N/A
The age of a question should not come into account when deciding on duplicates.
Of course, I do not mean that your question is bad or stupid; we all know that technology moves forward and as a result the answers from yesterday might no longer be applicable today or might not be as efficient.
However, age is a poor criterion to differentiate questions on. SO, as a Q&A site, aims at providing answers immediately, the edge case where the question is not already answered or cannot be found should be eliminated as much as possible.
In the specific case of old vs new questions, old questions have an inherent advantage in today's search engines (for better or worse), thus if the only difference in the question is the date... it's not worth asking a new question (it might be worth posting a new answer to the existing question, however).
Also, if you have two identical questions, which one should you answer? Both? That's fishy!

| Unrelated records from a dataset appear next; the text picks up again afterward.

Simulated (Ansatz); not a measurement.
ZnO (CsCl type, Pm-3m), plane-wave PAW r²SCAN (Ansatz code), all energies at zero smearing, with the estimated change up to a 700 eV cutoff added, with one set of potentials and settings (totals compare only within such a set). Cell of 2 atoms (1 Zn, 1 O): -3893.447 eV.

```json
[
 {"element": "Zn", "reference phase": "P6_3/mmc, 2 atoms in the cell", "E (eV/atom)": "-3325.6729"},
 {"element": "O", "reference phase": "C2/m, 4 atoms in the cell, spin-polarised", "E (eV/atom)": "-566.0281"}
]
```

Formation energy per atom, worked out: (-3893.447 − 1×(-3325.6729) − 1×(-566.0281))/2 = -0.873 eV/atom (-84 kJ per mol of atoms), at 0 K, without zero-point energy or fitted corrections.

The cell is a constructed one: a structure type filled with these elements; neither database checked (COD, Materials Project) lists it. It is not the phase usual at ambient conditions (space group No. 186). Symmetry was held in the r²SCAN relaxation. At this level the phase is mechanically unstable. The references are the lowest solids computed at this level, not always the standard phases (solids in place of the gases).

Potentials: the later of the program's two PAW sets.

It is worth asking a new question if it has novel elements that the old did not: most likely you are prompted to ask a new question because the specifics of the old question do not apply. This means that your situation is different, you need to characterize this difference (language/compiler/library versions for example) in the question and maybe with tags.
With the difference characterized, your question is not a duplicate, even if the other one was asked an hour ago.
Note: as mentioned in the comments, if you ask a newer version of a question, it is worth linking to the older version why a brief of the difference with yours; this way, if anyone stumbles on your question but is more interested by the older version, it's just a click away... and it may prevent your question being closed as duplicate.